All of the solutions we have discussed so far are either included with Microsoft Dynamics GP 2016 or are available as additional software from Microsoft. However, if you want to work with Microsoft Dynamics GP 2016 and Microsoft Excel, there are also a number of third-party solutions available. Selecting a third-party solution can be a challenging proposition.

It seems like every vendor remotely connected to reporting and Excel has put out what they term a Business Intelligence (BI) solution for Dynamics GP. Microsoft even referred to FRx, the financial reporting forerunner to Management Reporter, as a BI solution. This may be technically true, but when you say BI, the average user thinks of a dashboard, not a financial-reporting package.
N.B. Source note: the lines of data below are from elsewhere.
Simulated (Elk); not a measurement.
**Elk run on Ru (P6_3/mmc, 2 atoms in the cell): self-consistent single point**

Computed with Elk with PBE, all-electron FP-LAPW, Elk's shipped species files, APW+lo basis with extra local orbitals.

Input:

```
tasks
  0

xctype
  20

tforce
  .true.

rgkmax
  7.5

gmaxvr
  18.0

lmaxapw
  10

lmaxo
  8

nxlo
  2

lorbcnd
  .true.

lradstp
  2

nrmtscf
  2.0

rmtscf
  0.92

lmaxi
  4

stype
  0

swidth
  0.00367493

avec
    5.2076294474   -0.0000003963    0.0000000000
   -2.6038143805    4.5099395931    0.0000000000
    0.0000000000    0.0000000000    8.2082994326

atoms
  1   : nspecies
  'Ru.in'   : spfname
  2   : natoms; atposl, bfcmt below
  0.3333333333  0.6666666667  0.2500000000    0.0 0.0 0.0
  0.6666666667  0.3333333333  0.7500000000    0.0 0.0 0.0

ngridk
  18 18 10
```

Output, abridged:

The market has finally shaken out into a few categories with a lot of overlap. The options break down into reporting solutions that can produce dashboards. These are generally known as Corporate Performance Management (CPM) solutions and are more dashboard-focused solutions that can produce financial reports. For our purposes, I'm labeling these solutions as BI. It's really about where the vendor places the emphasis.

Additionally, the choices break down into those that report directly off data in Dynamics GP, those that use a just a data warehouse, and those that use OLAP cubes for their underlying data sources.

The continuum for costs and sophistication generally breaks down the same way. Solutions that report directly off GP data tend to be the least sophisticated and the cheapest. Solutions using a cube tend to be more expensive and more powerful.

We have an entire section of this book Section 3, Microsoft Power BI focusing on Microsoft's own Power BI. This is a simple and inexpensive dashboarding tool. It doesn't cover every company's needs, but it's certainly worth learning for your company's self-service business intelligence needs.

For the purposes of this book, we use the term data warehouse. Some vendors use the term data mart. Generally, a data mart is a specific subset of information in a data warehouse. For example, we might have a data warehouse of operational and financial information, but we segregate just the vendor and AP information into a data mart for use by the purchasing group. Vendors seem to use them interchangeably, with little regard for specific definitions, so for this book, we will use the term data warehouse for both.

The techniques shown in this book work pretty much the same whether you are reporting off a live connection to Dynamics GP, a data warehouse, or a multidimensional cube. Live reporting provides instant gratification. The use of a data warehouse improves the ability to scale reporting without increasing the load on the Dynamics GP server.